My father-in-law, a war veteran, in his late-eighties and a truly honourable gentleman, his missed completely the claimed joy of the sunset years as for years he was pre-occupied caring for his wife before she died with Alzheimer’s and now his  health is such that the care he was once so generous with is being equally devoted to him.
He had a brief interlude of happiness when he married again, but deteriorating health is seeing that bliss evaporate, and subsequently his sunset years have been, and are, quite unlike that the marketers promote.
This troubling dichotomy between what our sunset years really are and what’s marketed, promised, and expected, seems to be a product of the baby boomer ”me” generation that was born and raised, and now aged, in the years of plenty, leaving them with unattainable and unsustainable expectations.
Primed by a paradigm that has always promised, and delivered, more, the boomers, being archetypical consumers, look to maintain their hold on life’s largesse and so, without much thought, expect continuation of the comforts they have long enjoyed.

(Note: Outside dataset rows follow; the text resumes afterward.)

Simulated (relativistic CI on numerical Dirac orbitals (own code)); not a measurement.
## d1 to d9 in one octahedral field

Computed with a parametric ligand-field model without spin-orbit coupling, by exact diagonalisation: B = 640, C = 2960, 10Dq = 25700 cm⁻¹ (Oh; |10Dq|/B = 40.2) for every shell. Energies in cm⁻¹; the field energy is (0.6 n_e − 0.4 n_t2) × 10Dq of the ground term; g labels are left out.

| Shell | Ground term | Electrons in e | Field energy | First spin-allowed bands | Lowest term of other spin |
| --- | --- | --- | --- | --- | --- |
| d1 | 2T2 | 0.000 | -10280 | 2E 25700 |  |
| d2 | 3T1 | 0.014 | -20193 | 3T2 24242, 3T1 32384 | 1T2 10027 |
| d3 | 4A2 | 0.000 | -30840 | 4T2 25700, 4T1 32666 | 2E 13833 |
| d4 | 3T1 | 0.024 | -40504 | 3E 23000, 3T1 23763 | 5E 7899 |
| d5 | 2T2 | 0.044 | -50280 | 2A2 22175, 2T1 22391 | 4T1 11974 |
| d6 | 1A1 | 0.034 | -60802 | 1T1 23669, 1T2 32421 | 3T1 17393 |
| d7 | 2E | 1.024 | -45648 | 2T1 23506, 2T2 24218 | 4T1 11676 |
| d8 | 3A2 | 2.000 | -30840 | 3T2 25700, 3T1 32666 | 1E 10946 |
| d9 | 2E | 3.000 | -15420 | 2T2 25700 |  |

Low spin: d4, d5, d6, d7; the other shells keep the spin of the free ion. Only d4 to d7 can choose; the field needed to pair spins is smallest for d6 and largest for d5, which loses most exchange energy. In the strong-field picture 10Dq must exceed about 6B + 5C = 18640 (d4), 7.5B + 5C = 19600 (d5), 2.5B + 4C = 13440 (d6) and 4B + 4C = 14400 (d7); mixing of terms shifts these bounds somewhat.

Living on death’s doorstep will be, beyond a few exceptions, challenging because of deteriorating health and the compounding difficulties brought on by age, and worsened in every sense by exhaustion of our finite world and the complexities of a burgeoning population.
Ageing, however, does bring an increase in wisdom, mostly, and, again mostly, an expanded understanding and application of patience, qualities that will be at a premium as we negotiate contradictions between promises and reality.